Featuring in the finals of Riddim Rally, as well as on the lineup for Glastonbury's Silver Hayes, 2017 has been a pretty impressive year for Bristol bred, Guildford residing producer L U C Y. Just before her set at The Red Bull Music Academy showcase in The Love Inn last month, Shuf sat down with the breakthrough DJ for a quick chat about her exciting year so far.
2017 has been a bit crazy for you, what's been the highlight?
Definitely Riddim Rally, but everything – I've been really lucky with it. To be honest I thought 2017 was going to be a dead year where I'd just have to put in graft, but I seem to have been pretty lucky.
How long have you been at it then? Obviously there comes a point where you go from making beats in your bedroom to actually wanting to do it seriously. When did that start?
After the first tune. Yeah it was after I finished my first song I said to myself I want to do this properly, I want to do this for a job. That was when I was around 16.
What was the process of going from that first song to releasing your mixtape on Soundcloud back in March?
I didn't think anything was going to come off the back of the mixtape at all. I'm going to be completely honest, I didn't think I was very good at production at all until the whole Riddim Rally thing. I really thought people were either my friends and they were trying to just be nice, or people were popping up to make conversation saying "ooh your beats are good" but I didn't believe them, and so that was the first validation I got. The mixtape was just a mixture of my attempts at different genres I'd made over the past year.
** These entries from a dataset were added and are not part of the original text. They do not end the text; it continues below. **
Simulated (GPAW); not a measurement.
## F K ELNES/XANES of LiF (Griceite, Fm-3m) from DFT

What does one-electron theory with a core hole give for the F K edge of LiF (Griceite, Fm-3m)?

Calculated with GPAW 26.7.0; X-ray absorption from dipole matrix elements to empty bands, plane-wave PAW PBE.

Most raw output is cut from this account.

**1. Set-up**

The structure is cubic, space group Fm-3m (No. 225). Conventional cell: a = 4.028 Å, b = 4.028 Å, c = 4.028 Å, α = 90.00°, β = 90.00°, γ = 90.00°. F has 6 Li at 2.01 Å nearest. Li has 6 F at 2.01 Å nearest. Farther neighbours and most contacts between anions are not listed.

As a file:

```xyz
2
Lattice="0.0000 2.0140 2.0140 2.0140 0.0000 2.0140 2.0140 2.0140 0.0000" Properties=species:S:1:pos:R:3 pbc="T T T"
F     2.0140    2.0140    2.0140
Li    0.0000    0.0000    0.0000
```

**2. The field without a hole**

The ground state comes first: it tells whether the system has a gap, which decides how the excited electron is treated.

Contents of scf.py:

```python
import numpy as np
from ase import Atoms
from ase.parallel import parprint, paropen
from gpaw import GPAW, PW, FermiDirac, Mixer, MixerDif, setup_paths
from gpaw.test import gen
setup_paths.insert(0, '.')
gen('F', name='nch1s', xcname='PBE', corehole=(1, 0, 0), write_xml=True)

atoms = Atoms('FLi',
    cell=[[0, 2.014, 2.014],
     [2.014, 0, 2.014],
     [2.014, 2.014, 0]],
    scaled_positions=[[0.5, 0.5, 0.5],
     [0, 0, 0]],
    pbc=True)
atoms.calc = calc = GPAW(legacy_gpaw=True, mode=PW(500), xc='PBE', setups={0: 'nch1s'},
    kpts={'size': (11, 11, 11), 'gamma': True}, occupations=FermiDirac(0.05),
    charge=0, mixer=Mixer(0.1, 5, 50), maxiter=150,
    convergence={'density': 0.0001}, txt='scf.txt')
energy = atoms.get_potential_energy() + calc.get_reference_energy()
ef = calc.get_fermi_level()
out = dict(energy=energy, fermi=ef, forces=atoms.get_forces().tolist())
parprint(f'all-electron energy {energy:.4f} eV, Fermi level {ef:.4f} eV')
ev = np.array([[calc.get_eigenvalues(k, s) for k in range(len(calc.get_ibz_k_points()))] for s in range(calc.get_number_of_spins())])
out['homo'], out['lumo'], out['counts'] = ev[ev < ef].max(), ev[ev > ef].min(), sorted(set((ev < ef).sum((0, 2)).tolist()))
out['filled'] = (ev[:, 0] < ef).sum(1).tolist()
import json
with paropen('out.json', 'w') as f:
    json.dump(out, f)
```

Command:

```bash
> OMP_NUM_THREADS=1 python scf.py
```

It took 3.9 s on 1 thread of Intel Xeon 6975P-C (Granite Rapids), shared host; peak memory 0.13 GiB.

Has it always been 140 focused for you?
Yeah I started on 140, but the first thing I made was more like a dubstep tune. [laughs] I remember when I discovered that everything was 140, it was such an epiphany – I discovered I could do this, this and this, and I could do halftime. It just seems the most versatile.
As for your production, is there a routine you go through, a certain space you've got to be in, or is it more spontaneous?
I have to lock myself in and make sure I finish a certain percentage of the song the first time I sit down otherwise it'll just go in the bin.
Because otherwise it can just feel like loads of drafts?
Yeah I have a habit of just making 16 bar loops
Which is the funnest bit...
Yeah, well also if I'm struggling to finish a song, what that tells me is that it should also go in the bin. If it's natural, then it's usually a better end result
Obviously so much of what happens in the grime/140 community occurs in London, is there any benefit of being isolated from that somewhat, living in Bristol?
I've actually been living in Guildford for the last two years, so I don't feel connected to either scene in a sense. But obviously I grew up listening to all the Bristol grime producers, as well as a lot of dubby stuff, I feel a lot more connected to that – but it's in a respectful way... I'm not in the scene as such, it's more that I look up to them.
What else has had a big influence on your sound? Particular beats / particular producers that have left lasting impressions.
J Dilla was the first person that happened with, he's how I discovered sampling. I was thinking, 'wait, can I use this? Is that allowed?' but then from that you stem something completely different – reusing, recycling. Other than Dilla it's been quite a broad spectrum; I'm a big fan of James Blake, big fan of Kahn and Neek, big fan of King Tubby – a lot of different genres, generally with a darker sound I'd say, even though J Dilla's so happy.
Another thing, being a female in the industry – have you experienced any sort of prejudice along the way being labelled as a 'female DJ' or a 'female producer' rather than simply as a DJ or producer?
It's not that, I personally don't have a problem with that... I mean I know female DJs, I am a female DJ, I'm not ashamed to be a female and a DJ, so I really don't feel any particular strong way about that title. It's more so getting to the point where you're even labelled that, so for example in sixth form my teacher told me to do performance rather than pursuing a career in production... he'd not even heard any of my music. He told my mum that I was struggling in class, when I wasn't. I had that quite a lot with music teachers making me feel like I wasn't adequate.
I feel like if you can get past that point where you're comfortable with your production and comfortable with your DJ'ing, if you can get to that point then it's fine. I mean I haven't experienced all the hurdles, I'm still very fresh in my career, so I expect there'll be other challenges but currently that's been my experience.
Would you have any advice for, say, a 13 year old girl who's just heard of FL studio and wants to […]
Do it !! Just do it, if you can't do something it's not because you’re a girl, it isn't because your brains not made to be technical... with boys, if their friends are doing it you can see that "ah, even Chris is doing it, and he's an idiot! So if he can do it, I can do it", whereas girls don't have that friend, there's no social thing around it. Just the more you do it the better you'll get, the same with everything. If you want to do it, just do it.
Last thing. Dream B2B and why? Dream MC to vocal one of your beats?
Oh my days, dream b2b – Anz. I'm just gonna say Anz because she's sick. Yeah I've been with her today and she's just stupidly sick.
And hmm dream MC, either D Double or Mez.